(Host) Democratic treasurer candidate Jeb Spaulding is accusing his opponent, Ed Flanagan, of using deceptive and negative campaign tactics in their race. Spaulding is calling on Flanagan to put an end to these tactics. Flanagan denied the charges and said Spaulding is wrong in his claims.
VPR’s Bob Kinzel reports.
(Kinzel) For much of the summer, the two candidates have differed mostly on the scope of the office: Spaulding has focused on a more traditional approach while Flanagan says he wants the office to get involved in wider number of issues like education and health care.
On Friday, the dynamics of the race changed when Spaulding called on Flanagan to stop using deceptive campaign practices such as push polling to distort Spaulding’s record. Spaulding says Flanagan has also run radio ads and a telephone campaign stating that Spaulding supports school vouchers. Spaulding says it’s not true and that these kinds of educational issues are not pertinent to the Treasurer’s race. Spaulding says Flanagan used similar tactics in his unsuccessful U.S. Senate campaign two years ago:
(Spaulding) “Well, here we go again. Mr. Flanagan is using the kind of deceptive campaigning that breeds public cynicism and degrades the political process. That’s not the Vermont way. It didn’t work against Senator Jeffords and it won’t work now. Vermonters deserve better. The press has asked repeatedly what is the difference between Spaulding and Flanagan. Well here is one big difference. I will not run a below the radar screen, inaccurate, deceptive, negative campaign against a campaign opponent.”
(Kinzel) Flanagan denied that he used push polls two years ago or is using them this year. Flanagan also disputed Spaulding’s claim that the former state senator never supported vouchers for private schools.

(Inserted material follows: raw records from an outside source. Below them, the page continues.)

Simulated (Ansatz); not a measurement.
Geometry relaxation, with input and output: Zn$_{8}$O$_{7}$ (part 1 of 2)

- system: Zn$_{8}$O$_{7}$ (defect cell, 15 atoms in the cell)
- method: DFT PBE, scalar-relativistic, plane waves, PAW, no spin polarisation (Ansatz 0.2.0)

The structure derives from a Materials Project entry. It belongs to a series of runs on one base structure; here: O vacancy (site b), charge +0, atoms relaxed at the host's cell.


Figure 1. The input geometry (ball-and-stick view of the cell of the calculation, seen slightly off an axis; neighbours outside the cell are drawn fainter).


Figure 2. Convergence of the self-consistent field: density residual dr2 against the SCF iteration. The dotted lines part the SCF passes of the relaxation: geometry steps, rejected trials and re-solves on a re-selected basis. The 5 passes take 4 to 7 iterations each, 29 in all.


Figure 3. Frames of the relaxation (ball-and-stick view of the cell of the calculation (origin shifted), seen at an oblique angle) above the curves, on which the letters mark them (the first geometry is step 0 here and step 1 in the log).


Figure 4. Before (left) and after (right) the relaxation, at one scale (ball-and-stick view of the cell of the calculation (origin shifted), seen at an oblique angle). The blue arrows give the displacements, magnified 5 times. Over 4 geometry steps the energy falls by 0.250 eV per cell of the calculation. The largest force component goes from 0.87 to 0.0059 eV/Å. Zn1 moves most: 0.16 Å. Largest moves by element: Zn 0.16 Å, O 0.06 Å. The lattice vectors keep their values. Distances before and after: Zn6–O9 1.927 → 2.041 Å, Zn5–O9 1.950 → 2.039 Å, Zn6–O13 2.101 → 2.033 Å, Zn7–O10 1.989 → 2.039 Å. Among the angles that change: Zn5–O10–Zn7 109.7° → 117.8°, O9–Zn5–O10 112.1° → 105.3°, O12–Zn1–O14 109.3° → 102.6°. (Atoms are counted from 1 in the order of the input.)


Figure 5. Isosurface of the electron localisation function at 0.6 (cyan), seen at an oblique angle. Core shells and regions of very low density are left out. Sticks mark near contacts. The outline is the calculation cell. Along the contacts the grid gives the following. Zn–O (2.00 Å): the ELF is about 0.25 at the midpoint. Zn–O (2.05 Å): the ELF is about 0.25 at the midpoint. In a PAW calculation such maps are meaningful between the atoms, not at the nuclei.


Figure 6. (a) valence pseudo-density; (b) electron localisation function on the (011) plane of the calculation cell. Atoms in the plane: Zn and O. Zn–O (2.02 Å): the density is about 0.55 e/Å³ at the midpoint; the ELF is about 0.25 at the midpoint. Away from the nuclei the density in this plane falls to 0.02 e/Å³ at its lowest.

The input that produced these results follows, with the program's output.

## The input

Using a vote survey compiled by the Vermont NEA – the state’s largest teachers union – Flanagan said Spaulding voted for a proposal that the NEA described as a “radical” voucher plan for public and private schools. Flanagan says Spaulding’s vote “would threaten jobs and the state’s already fragile economy”:
(Flanagan) “It’s bad policy. I’m strongly against it, the teachers of Vermont are strongly against it, and his buck shot approach to all his other unvalidated accusations is merely an attempt to deflect information from quality schools and the creation of new jobs.”
(Kinzel) Flanagan says new jobs are threatened because vouchers will lead to higher property taxes and this will cause potential employers to look elsewhere to locate their businesses.
For Vermont Public Radio, I’m Bob Kinzel in Montpelier.